It’s Not Shit: Absentia
Thankfully, Absentia isn’t a complete turd.
TL;DR This is as low budget as it gets. But it’s deliberately paced, moody and unsettling horror done about as well as you can ask for. 3 out of 5 stars.
So yeah, this thing was done on the cheap. Real cheap. You can tell by how everything is restricted to essentially one location, and that location isn’t very visually impressive. However, I think this is both Absentia’s greatest strength and its major weakness.
A quick rundown of the plot: Tricia’s husband Daniel disappeared without a trace 7 years ago. Her sister Callie has come to visit while Tricia files for “Death in absentia” (ah ha!) and tries to move on. She’s also pregnant (by the cop working on her husband’s case. What a dawg). But Daniel suddenly returns, and brings with him the terrible mystery of his disappearance.
The film mainly takes place at Tricia’s house and around a pedestrian tunnel about 100 metres away. This is a weakness because both locations are extremely unimpressive. While Absentia does its best to not look like a home movie, the locations are offensively ordinary. A lot of the action (I use the term loosely. Like my vagina) takes place during daytime, so there’s no fancy lighting or any shit like that going on either. To be completely blunt, everything looks boring.
However, this is exactly what Absentia wants. The scares don’t come from big bangs of excitement or gore. They come from the creepiness of ordinary suburbia. Those quiet places that don’t feel right. As Callie takes her frequent jogs through that bare, concrete tunnel, nothing feels right. Nothing feels safe. And when shit does start to go down, the movie doesn’t see this as its cue to flip out and change. It plays everything on the same dull, ordinary level. Which works.
Absentia ain’t perfect, though. The plot is painfully one-dimensional. There’s a bit of character development and tension, but most of the time the movie is solely focused on the tunnel and Daniel. And even though it’s under 90 minutes, I was checking my watch often.
There are a few attempts at jump scares. But only one of them (the really long one) works. The scares just aren’t that scary. But I don’t think that’s what Absentia was really going for, so whatevs.

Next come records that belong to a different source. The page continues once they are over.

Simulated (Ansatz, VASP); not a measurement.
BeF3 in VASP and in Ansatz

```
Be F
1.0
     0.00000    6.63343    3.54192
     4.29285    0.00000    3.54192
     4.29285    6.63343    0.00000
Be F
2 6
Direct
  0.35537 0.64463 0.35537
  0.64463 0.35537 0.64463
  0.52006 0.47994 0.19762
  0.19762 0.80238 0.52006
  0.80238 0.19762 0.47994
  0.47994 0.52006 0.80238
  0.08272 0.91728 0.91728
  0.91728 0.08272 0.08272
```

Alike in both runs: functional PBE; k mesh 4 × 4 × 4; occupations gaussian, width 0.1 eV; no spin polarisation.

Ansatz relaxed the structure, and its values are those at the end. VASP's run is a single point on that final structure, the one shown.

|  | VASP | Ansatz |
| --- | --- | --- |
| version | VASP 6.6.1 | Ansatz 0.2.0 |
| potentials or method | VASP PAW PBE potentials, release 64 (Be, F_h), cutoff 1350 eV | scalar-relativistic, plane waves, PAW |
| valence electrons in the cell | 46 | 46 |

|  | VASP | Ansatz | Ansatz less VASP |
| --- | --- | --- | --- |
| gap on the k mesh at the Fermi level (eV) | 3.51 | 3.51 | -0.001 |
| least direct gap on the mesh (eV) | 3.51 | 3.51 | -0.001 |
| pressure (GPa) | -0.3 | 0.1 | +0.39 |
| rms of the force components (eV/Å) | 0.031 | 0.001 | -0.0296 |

Why I DON’T hate this movie:
It’s refreshing to see a movie purposefully commit to a style like this. Most horror movies that turn out this bland aren’t doing it on purpose, but here you can tell that’s what the movie wants to do.
Whenever the characters discuss the possible explanations for Daniel’s (and later the sisters’) disappearances, the movie splices in scenes depicting these situations. At first I found this confusing (and wondered why they would bother going to the effort of it), but by the end I realised why they were there. Usually a movie will only show you (the viewer) what is actually happening. By including these scenes, our perception of what really occurs is challenged (and not in a bullshit, Mulholland Drive way). I (because I’m a dumbass/am a lazy dumbass) personally think the monster story is correct, but any of these possibilities are equally viable. Layers, people!
The performances are pretty decent for indie trash like this. Callie and Tricia start out a bit awkward, but both do a surprisingly good job beyond just reciting dialogue.
Callie looks like Katee Sackhoff, which reminds me of Battlestar Galactica, which makes me happy.
She also gets a pretty sexy line: (after coming back from a run) “I smell like an armpit’s asshole.” Hot.
Daylight horror is terrifying. Goddamn suburbia, you creepy.
And the ending gave me tingles all over. Something about the restraint the film uses in what should have been a no-holds barred mega fuck of a climax makes me uncomfortable. Like, “watching The Hills sober” uncomfortable.
Reasons to hate:
The plot is not only one dimensional, but seemingly easy to resolve. As soon as Daniel showed up again, they should have gotten the fuck away from that tunnel. Like, literally gone anywhere. I know the monster demonstrates the ability to follow them, but that was only inside the house, and Callie’s research indicates that the disappearances are geographically motivated. JUST. LEAVE. Insidious showed us that characters can be smart and get the fuck away from the evil house but still include reasons why it doesn’t always work. When they so clearly believe that this place is harmful, it’s embarrassing that they don’t even discuss getting their asses out of there.
The few scares really aren’t that impressive. At least they decided to be very vague about the monster (ie: not fucking showing it. Are you listening, M. Night?).
Even though it’s intentionally light on the slicing and dicing, I think a little more proper horror action would have helped.
And all the main characters don’t make it (except the detective, but I don’t care about him). Is it such a crime to have horror movie heroes actually win once in a while? Are we not over this whole “kill ’em all” thing yet?
Not everyone will be able to like this. About halfway through I had to decide whether or not I could allow a movie to be flat like this. I’m glad I stayed. It’s not shit. 3 out of 5 stars.